Buy Racial Innocence at Amazon, Powell's, or NYU Press.

Visit Robin Bernstein's website at http://scholar.harvard.edu/robinbernstein.

View an interview with Robin Bernstein

Wednesday, July 24, 2013

"Provocative, insightful, and bold"

The current issue of Jeunesse: Young People, Texts, Cultures includes Jenny Wills' terrific 13-page review--which toward the end bursts into a hybrid review/article in which Wills discusses contemporary subjects such as Barbie and Bratz dolls. Here are some highlights:

"Racial Innocence is a provocative, insightful, and bold text that demonstrates how important the field of cultural studies is and can be. Texts and topics are interwoven with poignant commentaries about race and identity in a way that insists that Bernstein's aruments are equally relevant to scholars interested in youth narratives and cultures as well as those of us working in critical race studies. . . . In Racial Innocence, however, we get more than a historically grounded cultural reading of print and non-print texts. We get a framework through which we might think through a variety of objects in terms of their implications on childhood, race, and innocence. Most importantly, Bernstein reminds us that sentimental, picturesque, and childhood playthings are not benign or devoid of serious racialized implications. This critical book goes beyond the specific texts that its author addresses, although Bernstein does move between subjects with finesse and expertise; Racial Innocence casts a much-needed spotlight onto so many of the artifacts from our daily environments." Jenny Wills, "Scripted Violence, Scripted Deferral: Pre- and Post-Civil Rights Racial Innocence," Jeunesse: Young People, Texts, Cultures 5.1 (2013): 179-191.

Sunday, July 21, 2013

Beautiful Black Dolls at the Shelburne Museum

My partner and I recently visited the Shelburne Museum in Vermont, which is a museum whose collections are distributed among 39 buildings on an estate near Lake Champlain. The core of the museum consists of the personal collections of heiress Electra Havemeyer Webb, an aficionado of folk art and US material culture. The museum maintains collections in circus figures and circus posters, clothing, decorative arts, folk art, impressionist paintings, quilts, tools... and dolls. More than 400 of them. There's a whole book just about the doll collection.


I saw hundreds of dolls at the Shelburne Museum, but the ones that really stay with me are these two:

These are very special, rare, beautiful dolls. To explain what makes them so interesting, I have to provide some background on dolls and race.

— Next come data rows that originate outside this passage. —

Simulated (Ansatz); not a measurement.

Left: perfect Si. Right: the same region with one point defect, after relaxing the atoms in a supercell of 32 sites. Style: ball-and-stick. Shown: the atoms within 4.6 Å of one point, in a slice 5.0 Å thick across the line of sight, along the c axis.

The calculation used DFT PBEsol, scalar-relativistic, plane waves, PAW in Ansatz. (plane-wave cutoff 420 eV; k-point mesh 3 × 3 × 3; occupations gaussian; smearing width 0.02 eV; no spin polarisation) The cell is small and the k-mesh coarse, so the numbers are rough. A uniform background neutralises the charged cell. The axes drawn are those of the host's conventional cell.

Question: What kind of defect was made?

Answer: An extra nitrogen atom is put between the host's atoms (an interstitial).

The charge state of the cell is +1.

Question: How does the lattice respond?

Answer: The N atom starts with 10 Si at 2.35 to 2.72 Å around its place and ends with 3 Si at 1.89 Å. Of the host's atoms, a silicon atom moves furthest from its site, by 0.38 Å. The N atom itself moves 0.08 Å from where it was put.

Dolls are political--not only in how they look, but also in how they feel, and how their materiality invites different kinds of play. In Racial Innocence, I wrote a lot about soft dolls that were designed to accommodate children's rough play. In the U.S. in the nineteenth century, a few small cottage industries began manufacturing such dolls. Small-scale makers of soft commercial dolls included Izannah Walker, Martha Jenks Chase, and Julia Jones Beecher, half-sister to Harriet Beecher Stowe. These white women all lived and worked in the postbellum North, but each manufactured at least one Plantation-style black doll. The Shelburne Museum owns, for example, this "mammy" doll manufactured by Martha Jenks Chase sometime between 1890 and 1900:


As I showed in my book, white nineteenth-century American children routinely subjected soft black dolls to enormous violence, and this violence was not only tolerated but encouraged by white adults who viewed such acts as racially innocent.

But there's another part of the story. Until the Civil Rights Movement, most commercial black dolls in the United States were caricatured and grotesque--but in Germany and France, a whole other vision of black people flourished. As Myla Perkins demonstrates in her two-volume masterpiece, Black Dolls: An Identification and Value Guide, nineteenth-century dollmakers in France and Germany produced black dolls with the same molds they used to produce white dolls. The resulting black dolls were beautiful and non-caricatured. Unfortunately, because they were expensive imports, few African American children had access to them. In the U.S., most owners of these dolls were wealthy white girls.

Which brings us back to the white, wealthy Electra Havemeyer Webb, who added these beautiful dolls to her museum collection in 1951. These dolls are made of papier-mâché, and the Shelburne Museum identifies them as German, most likely produced in the 1850s (they were about a century old, then, when the museum acquired them). Unlike other German dolls which were produced with molds that were also used for white dolls, these dolls' faces and hair seem designed to represent the features of people of African descent.

The woman wears fine clothes and a bonnet, with detailing in the trim and buttons. While it is possible that the doll was intended to represent a servant, she does not present only that image (unlike the Martha Jenks Chase "mammy" doll and so many others like it). Her face is finely-drawn, realistic, and lovely. There is no hint of mockery.

The man is more ambiguous. He could represent a gentleman, or he could represent a servant in livery. Despite this ambiguity, this doll projects dignity. His clothing is, like the female doll's, carefully detailed in rich cloth. And the face beautifully represents African-diasporic features. In both cases, the large eyes and full cheeks reflect the period's conventions in doll-faces more than those of racist caricature.





Papier-mâché is delicate. Unlike the soft cloth "mammy" doll, who was created to endure ritualistic abuse, these beautiful, dignified, realistic dolls scripted gentle, respectful play.

How did these fragile dolls survive a century in which the abuse of black dolls was the norm? Were they owned by black children? Did they survive because they were loved and treated tenderly? Did they survive because they were unloved and ignored? As with most dolls, it is difficult or even impossible to determine precisely what relationship they had with individual children and adults in the past. But we can imagine. And we can pause to look these dolls in the face and to remember: no matter how deeply the nineteenth century was steeped in racist imagery, counter-images existed. "Mammy" and other caricatures dominated black dolls prior to the Civil Rights Movement. And because they were so dominant, so denigrating, and so damaging, it is easy to forget that other kinds of dolls existed. But they did exist--and when we see them in places like the Shelburne Museum, we should pause, pay attention, and really take in the beauty before us.